Superior leaders tout value of the creative economy
Following a tour of the Princess Theater, elected and business leaders spoke to state Sen. Romaine Quinn, R-Cameron, about the value of the arts.
SUPERIOR — Local leaders took the opportunity Monday, March 13, to have a conversation with state Sen. Romaine Quinn, R-Cameron, about the value of the arts to the state’s economy.
After all, Wisconsin ranks at the bottom in the nation when it comes to state funding for the arts, spending just $0.14 per capita for arts agencies in 2022, according to the National Assembly of State Arts Agencies. Minnesota, by comparison, spent $7.34 per capita for art agencies the same year, ranking third in the nation for per capita support for the arts.
“The creative sector in Wisconsin is a $9.6 billion industry with more than 83,000 jobs—more jobs than the state’s beer, biotech and papermaking industries,” said Anne Katz, director of Create Wisconsin.
Katz helped facilitate the discussion Monday, as local leaders explained the value of the arts in Superior after a tour of the Princess Theater.
Mayor Jim Paine said plans to renovate the historic theater are in feasibility and design currently.
“It’s what I consider to be the final piece to developing Superior’s downtown,” Paine said of one of the last vaudeville, film and performance theaters built in the city.
Paine pointed out that rehabilitating the theater wasn’t just about the arts and culture; it’s also economic development that will help support surrounding businesses.
Kelly Peterson, director of the Superior Business Improvement District, said renovation of the theater will only expand the growth that has taken place downtown since the reconstruction of Tower Avenue was completed.
“It’s only going to make things better,” Peterson said. “If we can get more money up north here, we can do great things with it, and it will spur more growth."
Following a tour of the buildings that once housed a theater and frontier photographer Dave Barry’s studio, the state senator joined local leaders for a roundtable discussion at Sterling Silver Studios, hosted by owner Carolyn Nelson-Kavajecz.

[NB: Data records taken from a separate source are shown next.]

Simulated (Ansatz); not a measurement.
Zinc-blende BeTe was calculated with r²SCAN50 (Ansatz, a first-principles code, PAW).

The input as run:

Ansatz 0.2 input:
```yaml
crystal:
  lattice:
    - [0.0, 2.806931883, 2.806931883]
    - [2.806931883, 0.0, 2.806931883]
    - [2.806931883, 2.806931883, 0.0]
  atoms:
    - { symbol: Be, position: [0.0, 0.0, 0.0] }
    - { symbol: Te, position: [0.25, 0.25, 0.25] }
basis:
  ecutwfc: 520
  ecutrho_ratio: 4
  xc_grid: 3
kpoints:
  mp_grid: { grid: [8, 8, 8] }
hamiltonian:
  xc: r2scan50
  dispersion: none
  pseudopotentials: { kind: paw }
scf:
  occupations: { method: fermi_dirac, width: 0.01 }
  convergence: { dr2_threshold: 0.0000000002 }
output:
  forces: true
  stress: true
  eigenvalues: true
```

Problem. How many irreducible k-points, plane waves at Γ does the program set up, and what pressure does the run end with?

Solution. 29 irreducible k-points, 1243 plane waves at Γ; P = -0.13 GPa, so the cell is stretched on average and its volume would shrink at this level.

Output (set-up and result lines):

Nelson-Kavajecz said she started the business while in high school out of necessity. As a baton twirler, she said there was no program at the high school that would allow her to be a majorette so she formed her own club. She opened her first studio for dancers and twirlers downtown before moving to the Mariner Retail and Business Center. Sterling Silver has been serving the community for 32 years.
"We wanted to use this arts organization to teach kids about the importance of community development and getting involved in all of the different organizations and activities happening in the city of Superior," Nelson-Kavajecz said. About 50% of the lessons students learn is how to use their creative talents to make Superior a better community, she said.
Because of funding provided by the city and the Performing Arts Student Scholarship, Nelson-Kavajecz said those lessons aren’t limited to students whose families can afford dance lessons.
JoAnn Jardine, owner of Studio One Photography, urged Quinn to consider the financial and workforce value of film credits on the economy of Northern Wisconsin.
The film industry is growing “leaps and bounds” in Minnesota because of their film rebates, Jardine said. Jardine, who initiated a film credit to provide rebates on food and lodging in Superior, explained how state, county and local credits can be used together in Minnesota to save filmmakers up to 75% of the cost of film production.
"It's my goal to get Superior people employed on a lot of those film sets,” Jardine said, adding that her work wasn’t eligible for Minnesota film incentives. “There's a lot of talented people. For instance, I do behind-the-scenes work. I do behind the scenes photography … my picture was the cover for (Merry Kiss Cam on) Hulu.”
During 15 days of shooting in Duluth, Merry Kiss Cam generated 850-night stays in Duluth hotels and $100,000 for the hotel and lodging industry; $45,000 for catering and food; and $150,000 for rentals, some of which could have been spent in Superior if Wisconsin offered film credits, Jardine said.
Quinn said he didn't realize how important the creative economy was in Wisconsin until he heard Katz cite the figures on the economic impact and jobs generated in the creative sector.
"I enjoy trips like this because it opens my eyes,” Quinn said. “I'm the first to say I'm not a typical millennial. I'm pretty boring. I wouldn't consider myself pretty much in the arts at all.”
Quinn encouraged local leaders to ask for funding they need, whether for the arts or the Princess Theater project, especially now, with the state having a budget surplus. He said there are a lot of asks out there, including $290 million for the Brewers.
"In my mind, if we can invest $290 million into a stadium in Milwaukee, there should be money available for Northern Wisconsin and some of the stuff we care about,” Quinn said. “So, we'll see what that looks like."